* * * *

The ethnology of Belgium is comparatively simple. Its elements are the same as those of Northern France,—Keltic, German, and Roman; for the analysis (as has perhaps been observed) grows simpler when we passed the Seine. And this was but natural, as the scene receded from the great centre of conquest and the great points of international contact.

In Belgium the Roman element is somewhat less, the occupation being somewhat more imperfect; whilst the Keltic basis is referable to the Belgic variety—a point in which Picardy, French Flanders, Artois, and part of Champagne agree.

In Belgium the German element is more uniform, i.e., it is more exclusively referable to a single division of the German stock. No Goths, no High-German Burgundians are here; but Franks of the Lower Rhine the followers of Clojo and Clovis; Franks from the Ysel or Salian Franks; Franks whose chief locality in the country that they conquered was the parts about Tournay in Hainault; Franks who, if they differed at all from the Franks of Charlemagne, whose line subsequently replaced that of Clovis, did so but slightly; Franks, too, of the Platt-Deutsch division of the German stock, whose nearest representatives are the Dutch of Holland, and the Low-Germans of Cleves, Juliers, and Berg. I believe that whether the kings of these Germans ruled from Tournay or from Aix la-Chapelle, the section to which they belonged was the same, herein differing from those writers who, because Charlemagne was an Austrasian, contrast his descent somewhat strongly with that of Clovis.

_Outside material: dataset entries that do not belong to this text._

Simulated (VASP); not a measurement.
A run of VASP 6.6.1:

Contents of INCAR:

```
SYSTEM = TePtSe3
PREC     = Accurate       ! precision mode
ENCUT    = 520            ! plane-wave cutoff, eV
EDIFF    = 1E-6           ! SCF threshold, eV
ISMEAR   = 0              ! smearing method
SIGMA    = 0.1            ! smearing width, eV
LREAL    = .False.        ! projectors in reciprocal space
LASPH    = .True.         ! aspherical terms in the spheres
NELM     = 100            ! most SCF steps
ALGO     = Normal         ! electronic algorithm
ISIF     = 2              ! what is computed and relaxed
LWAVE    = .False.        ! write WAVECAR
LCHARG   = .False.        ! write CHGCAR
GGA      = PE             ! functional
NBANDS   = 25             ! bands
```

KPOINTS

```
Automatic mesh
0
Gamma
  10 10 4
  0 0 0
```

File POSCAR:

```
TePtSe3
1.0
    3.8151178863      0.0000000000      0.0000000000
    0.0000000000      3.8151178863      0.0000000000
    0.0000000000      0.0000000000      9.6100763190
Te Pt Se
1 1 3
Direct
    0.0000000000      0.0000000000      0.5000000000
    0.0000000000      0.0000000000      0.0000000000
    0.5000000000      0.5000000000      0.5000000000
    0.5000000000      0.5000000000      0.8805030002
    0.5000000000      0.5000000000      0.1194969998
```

To begin, however, with the earliest ethnological history of Belgium, I remark that the same question which presented itself in the case of Alsatia re-appears here. Were the oldest known occupants of the country Gauls, or Germans, or Germanized Gauls? I believe that they were the latter, though not to any great extent; for it must be remembered that Treves, Juliers, and Berg, where the modification was considerable, lie beyond the Belgic frontier. Still, as Tongres (a locality which the express evidence of Tacitus makes German) is in Belgium, and as Cæsar calls the Nervii, Pæmani and others, Germans (by which I understand that they belonged to a Germanic confederacy) the existence of a considerable and early intrusion of the tribes beyond the Rhine must be admitted. So that the Romans, when they reduced Belgium, reduced a country which, like Alsatia, although Gallic, was also Quasi-Germanic.

But they reduced it, and they Romanized it; and as we find the more active emperors coercing the Batavi, Chamavi, and other populations beyond the Rhine, we may reasonably suppose that they Romanized it throughout.

The analogue to the Burgundian conquest of Burgundy and Franche-Comté began in the fourth century, and not with the invasion of Clovis, as is often imagined. Constantius and Julian had to defend the frontier by land, and Carausius the Menapian by sea. And Julian was the last emperor who defended it successfully. At the beginning of the fifth century a Frank chief, not less formidable than Clovis, although less famous, Clojo, invaded Gaul, and penetrated as far as the Somme. Hainault, Brabant, and West Flanders he seems to have permanently reduced; and what Clojo left undone, Clovis completed.

In the reign of Charlemagne, the process of Germanizing went on, but soon after his death it came to a close; so that about four hundred years is the time that must be allowed for the displacement of the Romano-Belgic language of Belgium, i.e., of Antwerp, South Brabant, Limburg, West Flanders, and Hainault; to which may be added French Flanders, Artois, and the northern part of Picardy—for to this extent it seems to have gone when it attained its maximum. And, then, a reaction took place, and the French has encroached ever since. Artois, French Flanders, and Northern Picardy have been wholly recovered in respect to their language to France, and the Belgian provinces partially. Such is the evidence of the Flemish language in Belgium, of the parts wherein it is still spoken, and of the traces of it in as far south as the frontier of Normandy.

But it is not the only native language of Belgium—I say native, because the French as it is spoken at Brussels and the towns is, to all intents and purposes, as foreign a language as English is in Argyle or Inverness. In Namur, Liege, and Luxembourg, the speech is what is called Walloon, the same word as Welsh, and derived from the German root wealh, a foreigner. By this designation the Germans of the Flemish tongue denoted the Romano-Belgic population whose language was akin to the French, and whom a hilly and impracticable country (the forest districts of the Ardennes) had more or less protected from their own arms. Now the Walloon is a form of the Romano-Keltic, so peculiar and independent, that it must be of great antiquity, i.e., as old as the oldest dialect of the French, and no extension of the dialects of Lorraine, or Champagne from which it differs materially. It is also a language which must have been formed on a Keltic basis, a fact which (as stated elsewhere) is a strong argument against the doctrine of the Belgæ of Cæsar and Tacitus having been Germans.

The Walloons, then, are Romano-Keltic; whereas the Flemings are Germans, in speech and in blood—either Romano-Kelts Germanized, or else absolute Germans; for upon the extent to which the Flemish language is a measure of German descent, I venture no opinion. We must remember, however, that as the Franks came from the other side of the Rhine, and from a not very distant locality, the number of females who accompanied them may have been considerable. Still, I think, that intermixture was the rule, and purity of blood the exception.